This month, Amazon.com announced that Suzanne Collins' Hunger Games trilogy had outsold J.K. Rowling's seven-book Harry Potter series. Hunger Games' print and digital sales combined, the online retailer said in a press release, made Collins' trilogy the bestselling book series ever on Amazon.com.
At first, that sounded amazing. But it turns out Amazon was not only comparing archers and wizards, but apples and oranges.
The comparison is limited to sales on Amazon.com; it doesn't include books sold by bricks-and-mortar bookstores, other types of stores or other online retailers. No figures are available for what percentage of each author's total sales have been through Amazon, but Rowling's print sales of more than 400 million copies worldwide dwarf Collins' print sales of more than 23 million. (The women share the same American publisher, Scholastic.)

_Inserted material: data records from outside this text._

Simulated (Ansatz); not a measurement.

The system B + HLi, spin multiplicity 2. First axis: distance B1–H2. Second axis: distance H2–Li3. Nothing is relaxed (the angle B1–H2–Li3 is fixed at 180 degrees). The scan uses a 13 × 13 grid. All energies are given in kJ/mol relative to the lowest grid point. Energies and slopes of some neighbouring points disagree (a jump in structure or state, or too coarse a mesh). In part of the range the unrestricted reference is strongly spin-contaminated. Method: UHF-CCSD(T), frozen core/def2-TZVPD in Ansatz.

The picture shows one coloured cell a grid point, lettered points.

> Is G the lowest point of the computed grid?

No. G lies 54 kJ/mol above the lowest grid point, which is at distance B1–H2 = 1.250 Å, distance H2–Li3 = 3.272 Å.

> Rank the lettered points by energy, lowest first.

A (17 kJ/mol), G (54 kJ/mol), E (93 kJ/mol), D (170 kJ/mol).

The key to Amazon's comparison may be ebook sales. The Hunger Games trilogy has sold extremely well in ebook format: Collins was the sixth author and first YA author to be named to Amazon's Kindle Million club, which means a million copies of her books had been sold to Kindle users. And in March, it was announced that she is the bestselling Kindle ebook author ever.
How many of Rowling's Harry Potter books have been sold as Kindle ebooks?
Until March of this year, there was no such thing as a Harry Potter ebook. Rowling was slow to jump on the digital bandwagon, reportedly out of piracy fears. (And there were plenty of pirated versions out there.)
When the seven novels about Harry did become officially available as ebooks, it was through Rowling's Pottermore.com website — and only through that website.
Amazon.com shoppers can find the Harry Potter ebooks on the Amazon site, but to buy them they must click through a link to Pottermore.
In response to an email about the figures, an Amazon representative wrote, "The sales of ebooks at Pottermore are not included in Amazon.com sales referenced here."
So... it's a bit like boasting that Big Macs outsell Whoppers — at McDonald's.
Amazon didn't release a sales figure when it announced Collins was its all-time Kindle bestseller, but we know her books have sold more than a million Kindle copies over the four years since the first, The Hunger Games, was published in 2008.
If you're curious how many ebooks Rowling has sold through Pottermore, the Association of American Publishers reported that in the first month they were available, 525,000 copies were sold.
It's a puzzle why Amazon would release this sketchy comparison — although it did happen to go out the day before the movie version of The Hunger Games was released on DVD.
As if Katniss Everdeen needed that kind of help.